It’s been a rough 12 months for the construction sector. Disasters – like the Grenfell Tower tragedy and the collapse of Carillion – have conspired with unusual weather to shake markets. But, while joinery has not been completely untouched by this turbulence, it’s holding up surprisingly well. In fact, according to the British Woodworking Federation (BWF), business is booming!
BWF Chief Executive, Iain McIlwee, made the following statement: “According to our latest state of trade survey, at the end of Q1 this year around 60% of our members had experienced growth, with just 16% falling back. Few (just 14%) see the market going back over the next 12 months, with 30% predicting growth of over 5%.”
While McIlwee did say that rising prices were putting pressure on margins, and “we are only starting” to see the impact of Grenfell and Carillion, there’s no doubt that joiners are seeing solid business. Meanwhile, other construction professionals are struggling.
One reason for that discrepancy is that big events – no matter how worrisome or tragic – have a limited impact at the “grass roots” level. People still move house, people still want new doors, windows and furniture.
Helen Hewitt, The BWF’s membership director and lead on the Wood Window Alliance, said: “One of the driving factors on the fenestration market is property transactions. Many home movers make improvements relatively quickly after they have moved in.”
“According to data from Palmer Market Research, over the past circa 20 years the percentage of replacement has never been below 15% of the market. This has slowed up a bit, running about 1% below 2017 levels and, with new builds taking a higher proportion, by rights the window market should be slowing. But we’re not seeing that.”

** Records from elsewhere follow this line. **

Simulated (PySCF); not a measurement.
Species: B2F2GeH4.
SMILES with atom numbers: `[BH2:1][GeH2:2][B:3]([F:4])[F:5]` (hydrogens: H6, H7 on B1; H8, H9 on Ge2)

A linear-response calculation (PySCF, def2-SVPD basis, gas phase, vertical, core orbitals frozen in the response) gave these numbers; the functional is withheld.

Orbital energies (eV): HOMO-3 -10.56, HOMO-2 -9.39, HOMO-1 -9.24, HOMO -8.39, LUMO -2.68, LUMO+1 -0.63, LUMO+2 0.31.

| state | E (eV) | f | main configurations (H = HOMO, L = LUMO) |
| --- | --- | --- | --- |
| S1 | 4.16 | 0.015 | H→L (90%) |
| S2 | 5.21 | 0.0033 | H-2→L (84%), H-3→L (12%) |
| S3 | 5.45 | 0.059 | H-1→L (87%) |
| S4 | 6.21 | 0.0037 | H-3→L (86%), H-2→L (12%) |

Mrs. Hewitt added: “in 2016 wood accounted for around 15% of the window market, so there is plenty of room for growth. According to our research, one in four home owners is planning to decrease the amount of plastics in their home this year. Conversely, timber is cited by 67% of homeowners as the material they would like to have more of in their homes. This can only be good for wood windows.” And, indeed, it can only be good for wood all round.